I laughed when I read this quote early one morning.  I laughed and thought, Amen, sister!  

There is so much noise these days it is hard to know what to listen to, so we stop listening altogether.  The catch is that we have no idea we've stopped listening.

Which makes my pleading with the quiet voices in my head kind of ironic.
Please, please, please say something!  I beg as I drive.
Silence.
I told these new silent characters they were being rude, obnoxious, unbearable, just sitting there silently like that.  They rolled their eyes (as teenagers tend to do) and kept watching me stew.

Be that way! I growl, yanking at the door to the gym just a little too vehemently.  Right.  Time to kick some imaginary ass at kickboxing (Guards up!).  In the middle of front kick, back kick, switch, switch (repeat) those silent kids decide they are going to to open their mouths and start talking.

Holy crap!  Are you talking to me?   And then I have to restrain myself from shouting at the others in the class, Shut up a minute.  Can't you see I'm listening!


The kids in my head told me that I was wrong about them.  Wrong about the story.  Wrong about where the story was supposed to go.  That's why it wasn't going anywhere.  I was facing in the wrong direction entirely.  Kind of like I was facing the wrong way in class because while I was frozen listening to imaginary voices, everyone else was busy kick, kick, switch, switching.

Accusingly, I snipe, But you said . . . I cut myself off.  They never said anything.  I just put words in their mouths to fill the silence.

The voices in my head taught me a very important lesson.  Listening is not something people often do.  Wait!  Where did I see that again?  Oh, first thing in the morning.  I even laughed about it.  Somehow, it doesn't seem so funny anymore.

Instead of talking over them, I listened.  I learned that kids don't always have the words, the conversational skills, or the heart to tell us stupid adults what's up.  So, they say what they can, and sometimes that is nothing at all.

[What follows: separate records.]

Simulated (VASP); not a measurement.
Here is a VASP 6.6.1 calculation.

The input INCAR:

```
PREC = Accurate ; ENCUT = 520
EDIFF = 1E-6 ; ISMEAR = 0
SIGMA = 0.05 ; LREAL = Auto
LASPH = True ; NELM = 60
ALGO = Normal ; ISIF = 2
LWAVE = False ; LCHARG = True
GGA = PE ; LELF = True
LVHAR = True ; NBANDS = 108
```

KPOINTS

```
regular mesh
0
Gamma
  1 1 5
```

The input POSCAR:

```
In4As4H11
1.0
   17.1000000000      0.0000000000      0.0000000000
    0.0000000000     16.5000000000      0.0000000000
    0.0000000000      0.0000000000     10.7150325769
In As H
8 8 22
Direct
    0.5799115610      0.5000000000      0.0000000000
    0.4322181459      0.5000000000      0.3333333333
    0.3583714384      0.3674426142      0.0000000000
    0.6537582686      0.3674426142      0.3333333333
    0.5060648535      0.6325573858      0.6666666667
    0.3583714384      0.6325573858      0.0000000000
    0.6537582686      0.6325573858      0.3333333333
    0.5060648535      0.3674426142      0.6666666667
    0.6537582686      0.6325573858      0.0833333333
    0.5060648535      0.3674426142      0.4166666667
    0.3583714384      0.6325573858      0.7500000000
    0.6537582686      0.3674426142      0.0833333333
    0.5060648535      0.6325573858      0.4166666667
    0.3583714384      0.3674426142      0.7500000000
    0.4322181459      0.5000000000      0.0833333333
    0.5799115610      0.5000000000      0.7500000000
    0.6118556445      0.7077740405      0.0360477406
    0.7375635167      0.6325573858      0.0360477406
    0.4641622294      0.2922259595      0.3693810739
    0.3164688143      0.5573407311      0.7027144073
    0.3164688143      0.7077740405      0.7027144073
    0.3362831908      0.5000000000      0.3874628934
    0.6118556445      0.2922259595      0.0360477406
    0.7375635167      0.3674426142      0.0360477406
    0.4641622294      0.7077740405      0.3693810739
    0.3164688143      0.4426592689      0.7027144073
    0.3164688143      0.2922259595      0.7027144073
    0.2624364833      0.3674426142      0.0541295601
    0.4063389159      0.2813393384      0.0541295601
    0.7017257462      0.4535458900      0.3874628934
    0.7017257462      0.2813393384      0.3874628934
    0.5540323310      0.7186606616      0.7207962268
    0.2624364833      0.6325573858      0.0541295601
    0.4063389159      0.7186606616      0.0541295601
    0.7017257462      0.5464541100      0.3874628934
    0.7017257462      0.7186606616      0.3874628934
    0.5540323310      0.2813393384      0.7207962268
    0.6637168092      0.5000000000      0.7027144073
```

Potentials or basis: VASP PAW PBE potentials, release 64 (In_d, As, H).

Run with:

The problem then becomes adults filling in the blanks.  I'm willing to bet we fill them in incorrectly just as often as we get it right.  When my characters let me glimpse a few moments in their lives and then fell silent, I filled the silence with this crazy fantastical story that was so convoluted I couldn't even wrap my brain around it.  No wonder they just sat there and stared at me thinking, I can't believe we trusted this woman could tell our story.


If I'm hearing voices inside my head incorrectly, how many other voices on the outside am I mishearing?

My own kids were instantly at the top of my list.


Like my ever-growing daughter who will one day be a teenager too (oh, the horror!).  When that day comes, it is highly unlikely that she will come to me and say, "Mom we need to talk about sex/drugs/alcohol because I feel undereducated about these pressing teenage issues and I'd like to get a good handle on them before I go to that party you don't know about at which the parents will not be home and there will be lots of sex/drugs/alcohol."

Instead, she'll probably say something like, "Mom, I'm going out with my friends."  And then, silence.

Do I stare at her blankly waiting for her to say what I want to hear?  I hope not.  I hope that by then I'll be a little more practiced at listening.

So I began my practice.  I listened to what my kids were saying to me.  Although they may have been rattling on about Legos and outer space and fractions, when I listened carefully, I could hear something genuine in their pleas for my attention.

Am I important to you?
Do I matter to you?
Do you love me like I love you?

I'd never heard those things before.  I'd never really listened.

So I must say, with all due respect, Ms. McLaughlin, I gave it a try.  In my opinion listening is well worth the effort.

Comments

  1. Been out of town, so just read this one. Wow. That's all I've got, but I think it's enough. Gotta go and listen now.